For the Redgraves, Mother's Day Is on Stage

Many mothers will spend this Sunday, Mother's Day, at home with their families. But to a mother and daughter who bring hundreds of people to life on stage, a theater is home.

Last Saturday, StageWest, a small theater in Springfield, Mass., became an intimate salon as Vanessa Redgrave and her mother, Rachel Kempson (Lady Redgrave), performed the world premire of "Sarah Bernhardt Comes to Town," a highlight of the Massachusetts International Festival of the Arts.

Redgrave crafted the program, which she describes as a "recital based on [newly discovered] Chekhov short stories and favorite Chekhov women." A decade ago, the mother-daughter duo collaborated in another collage of scenes devised by Redgrave, "Chekhov's Women," at the Lyric Theatre near London.

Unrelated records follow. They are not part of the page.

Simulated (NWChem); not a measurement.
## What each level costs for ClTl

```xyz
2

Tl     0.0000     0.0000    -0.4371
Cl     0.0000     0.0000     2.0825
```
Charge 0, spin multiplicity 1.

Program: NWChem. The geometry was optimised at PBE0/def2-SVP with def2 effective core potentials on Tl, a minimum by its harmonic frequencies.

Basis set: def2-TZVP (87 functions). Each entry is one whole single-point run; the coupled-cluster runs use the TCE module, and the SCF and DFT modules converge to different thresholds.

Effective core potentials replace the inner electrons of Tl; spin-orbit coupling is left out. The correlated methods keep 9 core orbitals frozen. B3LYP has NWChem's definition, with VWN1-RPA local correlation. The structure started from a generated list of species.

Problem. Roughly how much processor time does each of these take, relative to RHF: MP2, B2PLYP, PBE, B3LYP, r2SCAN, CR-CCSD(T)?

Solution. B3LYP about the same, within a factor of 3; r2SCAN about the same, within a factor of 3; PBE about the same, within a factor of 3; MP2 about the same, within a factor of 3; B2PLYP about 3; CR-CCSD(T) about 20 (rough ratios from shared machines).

Entering a stage set that evoked a faded parlor with a few tables and chairs, Kempson came out first, wearing a long white pinafore. With her creamy complexion and white hair in a chignon, she was an Alice in Wonderland in beautiful maturity.

She launched the speech of Carlotta that opens Act II in "The Cherry Orchard." "I don't know how old I really am. I just think of myself as young. When I was a little girl, Mama and my father used to travel around to fairs and put on shows, good ones. I did back flips, things like that ..."

It was a spirited and poignant introduction from a woman who has nurtured three generations of actors. Kempson began her own stage career in 1933, as Juliet in Stratford-on-Avon, England, and has also acted in 20 films.

Her late husband, Sir Michael Redgrave, was a star of stage and screen, and their children, Vanessa, Corin, and Lynn, as well as their grandchildren, have careers in the theater.

Her oldest daughter, Vanessa, regarded as one of the greatest English-speaking actresses of her generation, strode down the aisle strumming a guitar and singing, a comic Yepikhdov greeting Carlotta.

The two actresses continued their hour-long tour de force without intermission, transcending gender, age, and era in scenes that varied from moments of music-hall mirth to the desolation of Redgrave's Nina in "The Seagull," whom she played as a broken, middle-aged woman.

Performing the story that gives the program its title, "Sarah Bernhardt Comes to Town," the two play six characters. They react to the arrival of Bernhardt, the grand dame of stage in Chekhov's day. Redgrave drums her fingers as the bristling editor demanding a story from his star-struck reporter, and as the editor's irked wife, Kempson warns him in a cockney accent not to come home without tickets.

As one scene ends, Redgrave pours a hot drink from a silver samovar and serves it to her mother, kissing her hand. The lights dim and she walks off the stage.

Lit by the warm glow of the kerosene lamp, Kempson begins her reading of "Lady With a Dog," perhaps Chekhov's greatest short story.

As she tells of the meeting of a jaded Moscow civil servant and a young woman "in the strange light of a summer at Yalta," Kempson's voice captures all the irony, intrigue, and tenderness in Chekhov's words.

This is the voice that Vanessa heard reading to her as a child. No wonder she and her brother and sister became actors.

An enthralled audience has joined the Redgrave family circle for an evening.

Redgrave encouraged a new generation of Ninas, Olgas, and Treplevs by conducting a master class at Mount Holyoke College in nearby South Hadley. On stage with nine college students, she observed each perform a passage from Chekhov.

Helping the young actors to mine their characters, she said, "Chekhov writes very short sentences. We work like a road drill to find out what's going on there.... Rather late in life I find I'm asking more and more questions."